Wednesday, January 29, 2014

Looking for Your Lens: 3 Tips on How to Be a Great Analyst

The other day as I was walking to work, all of a sudden, "pop!" one of the lenses in my glasses decided to free itself from the prison of its metal frame and take flight.

Well, damn.

The sidewalk was wet and partially covered in snow, and also with little islands of ice here and there. Finding a transparent piece of glass was not going to be easy.

So there I was, wandering about a small patch of sidewalk next to Toronto City Hall, squatting on my haunches, peering down at the sidewalk and awkwardly searching for my special missing piece of glass. I was not optimistic about my chances.

Most people walked on by and paid me no notice, but one kind soul, a woman with black, curly hair, stopped to help.

"Did you lose something?" she asked.

"Yeah," I said, defeated, and held up my half empty black frames.

"Can I help?" she kindly offered. "I'm good at this sort of thing."

"I guess," I said, having already given up on restoring my headgear to completeness.

We scoured the sidewalk while urban passerby gave the occasional puzzled look, hurrying along.

"Ah!" she said, and amazingly, picked up my lens which she had located. It had been hiding on a small patch of snow near a planter.

"WOW!" I was genuinely impressed. "You are good at this. Thanks so much."

"No problem," she said. "have a great day!" and then promptly disappeared down the street, leaving me standing there on the sidewalk, bewildered.

That single small episode, a tiny vignette of a single life in a giant city amongst millions of others, was quite profound for me. This was because it got me thinking about two things: one, the kindness of strangers, and the other, of course, what I am always thinking about - the business of doing analysis.

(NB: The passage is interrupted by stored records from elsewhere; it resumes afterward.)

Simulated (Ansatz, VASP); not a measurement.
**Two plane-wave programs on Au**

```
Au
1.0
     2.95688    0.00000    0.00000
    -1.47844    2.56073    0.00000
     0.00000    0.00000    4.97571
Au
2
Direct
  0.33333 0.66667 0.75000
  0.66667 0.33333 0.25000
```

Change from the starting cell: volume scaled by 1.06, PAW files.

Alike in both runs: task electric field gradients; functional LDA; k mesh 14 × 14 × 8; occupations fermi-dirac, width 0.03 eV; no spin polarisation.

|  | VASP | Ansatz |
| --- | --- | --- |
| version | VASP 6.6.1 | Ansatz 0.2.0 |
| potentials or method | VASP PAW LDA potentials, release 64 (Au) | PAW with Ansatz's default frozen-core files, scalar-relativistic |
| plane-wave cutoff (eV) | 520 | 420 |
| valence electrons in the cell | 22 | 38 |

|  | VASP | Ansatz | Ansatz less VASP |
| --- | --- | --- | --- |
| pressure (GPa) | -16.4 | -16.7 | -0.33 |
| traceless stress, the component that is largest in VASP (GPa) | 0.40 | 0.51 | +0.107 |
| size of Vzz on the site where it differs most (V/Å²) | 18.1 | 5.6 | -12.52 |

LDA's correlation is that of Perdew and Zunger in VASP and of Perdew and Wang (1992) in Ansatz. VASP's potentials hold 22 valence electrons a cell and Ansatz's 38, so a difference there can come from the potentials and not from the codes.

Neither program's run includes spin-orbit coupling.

Because as it turns out, those few statements that kind stranger made are equally important in being a great analyst.

"Did you lose something?"

A problem that a lot of analysts deal with on a regular basis is one of communication. The business, the stakeholder, the client, whoever it may be, comes to the analyst for help. They want to find out something about their business because they have data, and it's the job of the analyst to turn that data (information) into insights (knowledge).

But here's the problem - you can't find something if you don't know what you're looking for.

Just as the kind passerby wouldn't have been able to help me find my missing lens if she didn't know what to look for, if you don't know what kinds of insights you want to pull out of the data you have, then you won't be able to find what you're looking for either.

"We want to know how our people are connecting with our brand."

It is the job of the analyst to turn these (often vague) desires of the business into specific questions that can be answered by analyzing data.

What people? (everyone, purchasers only, Boomers, Gen X, Gen Y, single mothers between the ages of 22 and 32 in urban centers?) What does connecting with the brand mean? (viewing an ad, purchase, visits to the website, app downloads, posts on social media, all of the above?)

So remember that a very large part of the job of the analyst is communication - not just about data - but working with others to determine exactly what it is they want to know. Once you know that, you can determine how to best do analysis to find the answers that are being sought after - hiding in plain sight in the data, like a piece of glass on a snowy patch of sidewalk.

"Can I help?"

Here's something I think that a lot of analytical-type thinkers (this author included) often need to be reminded of: you can't know everything. Even if you really, really want to. I'm sorry but you just can't.

And that's why once you know what it is you're looking for, and what you need, you'll need to ask for help (and that's okay, that's why we have meetings!). Sometimes the mere process of tracking down the data is a considerable task in itself. Sometimes no one really has a great overall understanding of a how a really large, complicated system works - that kind of knowledge is often very distributed. These sorts of situations may require the help of many others in your company (or another business, vendor or client) who all have varying knowledge bases and skill sets.

It's the job of the analyst to connect with the people they need to, get the data that they need, and do analysis to find the answers which are desired. Also if you're a good analyst, you'll probably provide some kind of context around the impact (i.e. business implications) of your answer, and what parties would need to be involved to make take the most beneficial actions as a result.

So even if you're a data rock star don't ever be afraid to ask for help; and conversely don't hesitate to let others know who should help them too.

"I'm good at this sort of thing."

Getting the analysis done requires not only not being afraid of asking for help, but also knowing the strengths and weaknesses of yourself, your team, and any others you may be working with.

It's hard, but in my opinion, it takes a bigger person to be honest and admit when they are out of their depth than to say they can do something they clearly cannot.

When you're out of your depth you have three options, which are really just three different ways of finishing the statement I'm not an expert. And they go something like this: I'm not an expert....
  1.  "... so I'm not going to do it because: I don't know how / wouldn't be able to figure it out / it's not in my job description."
  2.  "... but I can: learn quickly / give it a try / do my best / become one in 5 days."
  3.  "... but I know <colleague> is and could: provide context to the problem / definitely help do it / teach us how."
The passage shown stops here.